Game of the Month April 2015

Spring is traditionally one of the driest seasons when it comes to new games, but this isn’t necessarily a bad thing. Keeping in line with expectations, there weren’t a lot of new games in April, but there were some unexpected gems that rose to the top. These smaller games went toe-to-toe with a widely anticipated big-budget game, but as we’ve seen plenty of times in the past, multi-million dollar budgets don’t always guarantee greatness.

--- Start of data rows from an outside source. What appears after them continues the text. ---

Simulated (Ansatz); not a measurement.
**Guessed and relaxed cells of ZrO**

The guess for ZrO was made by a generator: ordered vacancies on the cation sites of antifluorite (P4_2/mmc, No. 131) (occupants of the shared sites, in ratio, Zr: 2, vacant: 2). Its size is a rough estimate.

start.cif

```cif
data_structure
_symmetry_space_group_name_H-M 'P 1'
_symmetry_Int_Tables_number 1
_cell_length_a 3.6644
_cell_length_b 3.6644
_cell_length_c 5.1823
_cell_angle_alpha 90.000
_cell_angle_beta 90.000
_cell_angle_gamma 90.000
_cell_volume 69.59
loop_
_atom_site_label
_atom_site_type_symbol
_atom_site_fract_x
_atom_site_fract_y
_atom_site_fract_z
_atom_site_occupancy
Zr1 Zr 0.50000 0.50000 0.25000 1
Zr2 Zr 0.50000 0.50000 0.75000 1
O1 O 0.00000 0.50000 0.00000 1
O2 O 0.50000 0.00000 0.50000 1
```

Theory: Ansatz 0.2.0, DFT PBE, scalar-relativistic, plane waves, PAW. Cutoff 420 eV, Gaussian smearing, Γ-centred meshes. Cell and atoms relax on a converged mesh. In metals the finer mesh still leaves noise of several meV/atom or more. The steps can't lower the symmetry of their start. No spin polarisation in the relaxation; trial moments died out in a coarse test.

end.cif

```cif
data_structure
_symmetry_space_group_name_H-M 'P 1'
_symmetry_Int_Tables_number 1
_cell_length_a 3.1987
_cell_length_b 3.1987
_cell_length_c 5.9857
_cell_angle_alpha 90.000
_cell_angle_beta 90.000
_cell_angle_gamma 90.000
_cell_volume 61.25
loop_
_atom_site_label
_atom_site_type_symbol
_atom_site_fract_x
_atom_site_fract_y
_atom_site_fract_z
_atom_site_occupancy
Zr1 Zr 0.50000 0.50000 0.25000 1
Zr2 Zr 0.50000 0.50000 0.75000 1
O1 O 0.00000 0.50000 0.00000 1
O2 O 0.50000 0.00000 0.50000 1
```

The game I’m referring to is Mortal Kombat X, but even though it’s a great fighting game, it’s definitely up against stiff competition, including a game that’s unusually light on presentation, but big on brain teasers. I’m talking about Box Boy on the 3DS, which admittedly doesn’t look like much from the outside, but its simple mechanics and puzzles expand gradually over time, testing your intellect just enough to consistently deliver a strong sense of satisfaction. We also felt really positive about Affordable Space Adventures, which makes great use of the Wii U’s gamepad to facilitate teamwork as you explore the beautiful and mysterious far-off reaches of deep space. Crypt of the Necrodancer took dungeon crawling to new depths, melding roguelike elements with mechanics from rhythm games, offering an experience unlike anything that we’ve played before. It’s got great dungeon and character design, making it more than an unusual or gimmicky experience. Lastly, though it technically came out in March, we reviewed Pillars of Eternity in April, so we ultimately decided that the impressive homage to Baldur’s Gate belonged on our short list of the best games of April.
There’s far more to Mortal Kombat X than just high production values.
The games on our list of candidates are proof that anytime of year can be a good time for games, even if there aren’t as many being released as we’re used to. As usual, it was difficult to chose the winner for game of the month when there are so many new games with great qualities, but the award ultimately goes to the comical, dark, and deceptively deep fighting game, Mortal Kombat X. Box Boy, Affordable Space Adventures, Crypt of the Necrodancer, and Pillars of Eternity are all great experiences, but none left the same impact on us as Mortal Kombat X did.

The core of the Mortal Kombat experience remains largely the same in Mortal Kombat X: you engage in violent bouts, replete with blood, moans of pain, and over-the-top finishing moves. Alongside some fresh faces, classic characters from the past return, true to form, with an extensive story mode that features over two hours of cutscenes detailing their struggles and that of their offspring. The series’ fighting system has never felt so fluid, and the added depth of character variations makes one character feel like three, giving you more to explore and learn, and more for your opponents to worry about. We’ve also never seen a Mortal Kombat game looks so good. Characters and environments appear more detailed than ever, and the series’ characteristic violence is presented in such a captivating and entertaining way, leaning on absurdity wherever possible to great effect. You cringe at the sight and sound of flesh tearing and bones breaking, but you can’t help but laugh when the act is punctuated with a timely quip. Mortal Kombat X is big, bad, and ugly, for all the right reasons.